Jobs Growth Far from Strong: It Will Be 2018 Before the Economy Looks like 2007
What adjective should we use when we talk about job growth of 214,000 in October? Is it strong, weak, solid? Is it enough? Enough for what?
Take an amble with me through some calculations. If you don’t care to take a walk, the punchline is that if we extrapolate this rate of jobs growth into the future, it will be 2018 before we return to a labor market resembling the one we had before the recession began.
Now for the math. Employment fell dramatically through the recession and its aftermath. The economy has been consistently adding jobs over the last four and a half years. But, we are still experiencing a 6.1 million job shortfall. That’s the amount of jobs needed to keep up with the growth in the potential labor force, shown in the figure below.

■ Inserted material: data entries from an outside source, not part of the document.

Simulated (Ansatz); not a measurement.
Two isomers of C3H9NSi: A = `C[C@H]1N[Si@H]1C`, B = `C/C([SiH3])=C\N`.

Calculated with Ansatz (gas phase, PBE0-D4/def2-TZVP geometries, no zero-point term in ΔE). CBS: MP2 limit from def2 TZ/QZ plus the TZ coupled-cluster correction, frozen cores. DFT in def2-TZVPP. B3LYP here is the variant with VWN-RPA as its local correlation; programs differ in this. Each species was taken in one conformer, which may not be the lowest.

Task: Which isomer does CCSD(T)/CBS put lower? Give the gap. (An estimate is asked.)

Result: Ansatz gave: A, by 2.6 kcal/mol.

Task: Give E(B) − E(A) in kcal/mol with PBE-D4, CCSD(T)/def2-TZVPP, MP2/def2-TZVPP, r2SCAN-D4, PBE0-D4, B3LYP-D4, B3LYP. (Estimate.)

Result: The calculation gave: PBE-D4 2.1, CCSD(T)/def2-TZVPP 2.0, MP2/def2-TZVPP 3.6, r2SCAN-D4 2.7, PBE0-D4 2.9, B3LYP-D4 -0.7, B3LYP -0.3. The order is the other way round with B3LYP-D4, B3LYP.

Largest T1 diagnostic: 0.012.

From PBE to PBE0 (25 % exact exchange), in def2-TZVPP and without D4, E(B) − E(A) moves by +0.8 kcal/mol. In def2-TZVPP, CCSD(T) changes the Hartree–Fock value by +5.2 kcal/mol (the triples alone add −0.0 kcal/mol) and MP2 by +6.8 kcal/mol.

Each year, the population keeps growing. Along with it, the potential labor force keeps growing. The chart below projects out the potential labor force in the future. Then, we ran a variety of scenarios to determine how many jobs we need to create each month to get to that line. The reality is that at this month’s pace of job growth, it will take until 2018 to hit the employment level needed to return the economy to the labor market health that prevailed in 2007.
If we want to return to the labor market health that prevailed in 2007 much sooner, say, by the end of 2015, we need to start creating 500,000 jobs per month. If we are willing to wait another year and achieve a recovery by the end of 2016, then we’d be willing to accept a growth rate of 305,000 jobs per month.
Between the jobs gap and the sluggish wage growth, it is clear that we are fall from a full recovery.